The everyday heroes of Marvel's Hero Project are guaranteed to inspire you

Contributed by
Oct 9, 2019

You don't need a suit of armor to be a superhero. That's the message Disney+'s upcoming show Marvel's Hero Project wants to convey when it premieres on November 12. Leading the charge for Disney's non-fiction slate of upcoming projects, Marvel's Hero Project centers kids who are local heroes for their community. In celebration of them being change agents, they become immortalized in their own Marvel comic book.

SYFY WIRE was there at the New York Comic Con panel, during which we saw the first episode of the 20-episode series. Afterward, we got to sit down with producers Stephen Wacker, Liza Wyles, and Sarah Amos to get a deep dive into these inspiring stories.

What was the process of picking these wonderful kids to be your subjects for the series?

Wacker: Well, our production company, Maggie Vision, again, has been a huge help with that. These kids, for the most part, have gotten some recognition for the work they've been doing either in newspapers or online, something like that, so a little bit investigating and talking about kids that would be right for the show and kids who had an interesting story to tell.

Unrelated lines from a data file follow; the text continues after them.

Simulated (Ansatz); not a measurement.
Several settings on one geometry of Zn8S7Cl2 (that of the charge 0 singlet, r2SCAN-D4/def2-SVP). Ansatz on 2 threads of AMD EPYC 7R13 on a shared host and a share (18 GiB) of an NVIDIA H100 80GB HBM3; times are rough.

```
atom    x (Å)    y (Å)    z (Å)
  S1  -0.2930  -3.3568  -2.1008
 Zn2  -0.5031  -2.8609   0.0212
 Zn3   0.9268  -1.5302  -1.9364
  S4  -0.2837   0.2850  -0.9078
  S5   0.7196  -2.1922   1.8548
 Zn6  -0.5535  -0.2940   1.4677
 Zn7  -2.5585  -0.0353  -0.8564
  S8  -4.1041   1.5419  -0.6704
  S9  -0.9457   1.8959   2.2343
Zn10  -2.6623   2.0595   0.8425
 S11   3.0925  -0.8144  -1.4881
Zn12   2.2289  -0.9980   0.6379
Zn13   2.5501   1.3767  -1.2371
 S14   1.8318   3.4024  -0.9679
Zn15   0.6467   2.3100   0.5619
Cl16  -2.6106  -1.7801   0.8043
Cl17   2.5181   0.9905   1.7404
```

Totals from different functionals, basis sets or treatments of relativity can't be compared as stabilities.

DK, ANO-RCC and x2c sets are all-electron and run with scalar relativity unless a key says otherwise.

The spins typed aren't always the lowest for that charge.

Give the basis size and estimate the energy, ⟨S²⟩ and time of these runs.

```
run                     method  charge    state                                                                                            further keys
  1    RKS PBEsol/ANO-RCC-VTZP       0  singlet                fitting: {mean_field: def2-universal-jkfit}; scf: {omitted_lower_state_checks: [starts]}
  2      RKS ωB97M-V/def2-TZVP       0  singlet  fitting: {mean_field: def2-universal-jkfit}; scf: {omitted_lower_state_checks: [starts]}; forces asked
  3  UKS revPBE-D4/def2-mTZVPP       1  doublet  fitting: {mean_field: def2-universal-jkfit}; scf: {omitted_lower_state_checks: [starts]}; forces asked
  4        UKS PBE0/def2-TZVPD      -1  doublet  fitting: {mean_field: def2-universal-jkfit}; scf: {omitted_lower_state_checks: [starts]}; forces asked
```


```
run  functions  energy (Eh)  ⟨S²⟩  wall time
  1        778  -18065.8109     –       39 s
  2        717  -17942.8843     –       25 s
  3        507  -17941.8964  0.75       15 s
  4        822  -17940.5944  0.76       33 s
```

Amos: Our production partners at MAGGIEVISION worked really closely with us and scoured the country. A couple of things were really important to us; we wanted to make sure that we had a diverse group of kids that really span the entire country. We wanted to make sure that anyone watching this at home felt that they could see themselves represented in the types of stories we are telling and the families and the places we are going to.

And then it was really about just doing that legwork, right? So it's finding national news stories, it's finding local news stories, it's finding word of mouth, it's looking on social media. We wanted to make sure that we had a mix of kids that maybe you have heard of before, like Adonis, our football player. But also a mix of stories, like a young urban gardener named Austin who most people probably have never heard of unless they live in his community. So it is that kind of mix of surprising and delighting and really just uplifting stories.

If you had to pick one story that personally resonated with you, which one would you choose?

Wyles: How do you choose? I'm a parent, so obviously I can't play favorites, right? They really are so unique, and I think that's the specialness of this show; it taps into not only different kids but different kids doing different things in their own way.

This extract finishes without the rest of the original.